There is no doubt there should be a thorough and ongoing investigation into the Grenfell Tower fire.
Justice must be served for the tragic deaths of 72 people, while we need someone to foot the bill for the ensuing cladding scandal, which has seen thousands of leaseholders stuck unsellable, potentially lethal homes.
There are legal routes to hold wrongdoers to account but politics plays a part, too, in extracting money as well as ensuring it could never happen again.
Campaigning and journalism help keep the disaster in the electorate’s consciousness.
But in the five months since the Grenfell Tower Inquiry hearings ended, we have also been hit with a glut of artwork about the harrowing events of June 14, 2017.

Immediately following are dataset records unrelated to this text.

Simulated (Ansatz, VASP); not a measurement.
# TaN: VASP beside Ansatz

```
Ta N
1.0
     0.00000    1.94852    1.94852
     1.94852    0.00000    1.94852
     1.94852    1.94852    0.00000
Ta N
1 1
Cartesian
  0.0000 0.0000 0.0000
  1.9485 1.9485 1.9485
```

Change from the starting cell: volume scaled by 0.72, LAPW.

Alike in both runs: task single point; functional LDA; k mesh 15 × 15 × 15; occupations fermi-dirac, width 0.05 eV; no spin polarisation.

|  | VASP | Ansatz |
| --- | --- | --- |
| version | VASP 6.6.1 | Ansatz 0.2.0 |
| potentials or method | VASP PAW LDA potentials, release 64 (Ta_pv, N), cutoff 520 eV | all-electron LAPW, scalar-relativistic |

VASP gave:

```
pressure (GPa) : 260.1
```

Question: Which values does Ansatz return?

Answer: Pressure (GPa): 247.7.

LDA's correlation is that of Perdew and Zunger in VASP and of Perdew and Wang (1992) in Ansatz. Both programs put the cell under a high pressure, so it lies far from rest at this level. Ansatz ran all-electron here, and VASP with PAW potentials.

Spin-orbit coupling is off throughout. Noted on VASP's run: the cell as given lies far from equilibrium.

Now the BBC has commissioned a television drama about the Grenfell fire, prompting protests from “deeply offended” survivors and a petition with more than 58,000 signatures, saying their “tragedy isn’t entertainment”.
You can see their point. Less than six years on, with the public Inquiry not yet concluded and some affected families still waiting to be re-housed, I worry we’re in danger of turning a disaster into a spectacle to be consumed from the comfort of armchairs.
Art can herald change, and I’m sure director Peter Kosminsky hopes to provoke a response.
But a society in which plays, exhibitions and TV shows about a scandal proliferate while a community waits for restitution needs to reconsider its priorities.